Thursday, January 25, 2007

Over the bypass and back

If I’m going to ride a century, I have to tackle hills. So last week I began my official hill-climbing training with a “Tour de Fieldbrook.”

That caused some pain and agony even though the elevation and distance were minimal. In the days following that ride I was haunted by the words of my sadistic high school cross country coach – no pain, no gain.

So today I turned it up a notch and decided climb the Redwood National Park Bypass. I chose this climb because I’m familiar with the roadway, having driven over the summit more than 500 times. It has a nice wide shoulder and a steady incline.

The plan was to toss the bike in the car, drive to Prairie Creek Redwoods State Park, pedal over the bypass and return on the Newton B. Drury Parkway. It would be a nice loop.

Before leaving I quickly flipped through my newspapers and noticed that someone was attacked by a mountain lion the day before at the park. That was interesting, but it wasn’t going to alter my plans.

But when I arrived at the park, the Newton B. Drury Parkway was closed and a ranger informed me that I was forbidden from bicycling on the roadway due to the mountain lion attack.

Mountain Lion warning

This was posted at the park entrance. By “close range” they mean that a mountain lion’s jaws were wrapped around a man’s head. That qualifies as "close" indeed. Fortunately the victim survived.

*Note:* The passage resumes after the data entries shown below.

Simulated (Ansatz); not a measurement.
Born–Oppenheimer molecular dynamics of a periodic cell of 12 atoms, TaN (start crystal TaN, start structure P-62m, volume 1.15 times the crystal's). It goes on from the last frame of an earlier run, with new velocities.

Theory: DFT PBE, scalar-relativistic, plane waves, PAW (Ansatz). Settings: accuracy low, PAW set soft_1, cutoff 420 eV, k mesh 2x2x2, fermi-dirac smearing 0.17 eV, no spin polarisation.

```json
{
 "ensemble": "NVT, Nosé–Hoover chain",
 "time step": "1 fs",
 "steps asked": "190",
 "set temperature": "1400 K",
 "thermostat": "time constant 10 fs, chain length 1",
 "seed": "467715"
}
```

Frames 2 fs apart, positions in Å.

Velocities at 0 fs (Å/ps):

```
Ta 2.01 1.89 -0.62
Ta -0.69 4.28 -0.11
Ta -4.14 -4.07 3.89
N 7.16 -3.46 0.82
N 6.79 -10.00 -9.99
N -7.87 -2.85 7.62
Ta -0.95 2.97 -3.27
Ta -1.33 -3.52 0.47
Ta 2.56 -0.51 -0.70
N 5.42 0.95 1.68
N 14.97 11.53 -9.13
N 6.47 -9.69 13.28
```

I wonder why he was attacked? Why didn’t the lion just go after something like the tasty lion snack below? These fellows are all over the place and they look easy to catch.

Lion snack

Due to the lion attack, I had to change my route. I would stay on U.S. Highway 101. I would climb the summit, descend to the Newton B. Drury Parkway across the Del Norte County line and then reverse the route to get home.

The elevation where I started is about 100 feet. So I started climbing...

more northbound roadway

Then I climbed some more...

northbound roadway

Nearly 1,400 feet up from where I started, I reached the summit.


I was drenched in sweat, but I felt pretty good. So I descended the other side. Below is the view of the east.

forest view

When I got to the north entrance to the Newton B. Drury Parkway, below, I went into a funk upon the realization that I had to climb back up to the summit to get home. I was tired and felt like taking a nap. I wondered if I had made a mistake. It was too late now. I ate a PB&J, got back on the bike and worked my way back.


It’s a lot colder on the north side of the summit. I had to dodge some ice. Fortunately I brought lots of warm clothes. As you can see below, my rack trunk was stuffed to the brim.


It was a slow grind back to the top of the summit. I made it back to my car cold and tired. The total elevation climbed was well over 2,700 feet.


Blogger Jim said...

Good job,'yer a stud. We live in a beautiful area and personally I don't get out enough to enjoy it. Don't tell everyone about our lack of people, pollution, and problems. Carpe diem.

6:57 PM  
Blogger Jennifer Savage said...

Excellent, Jack! Beautiful shots, too.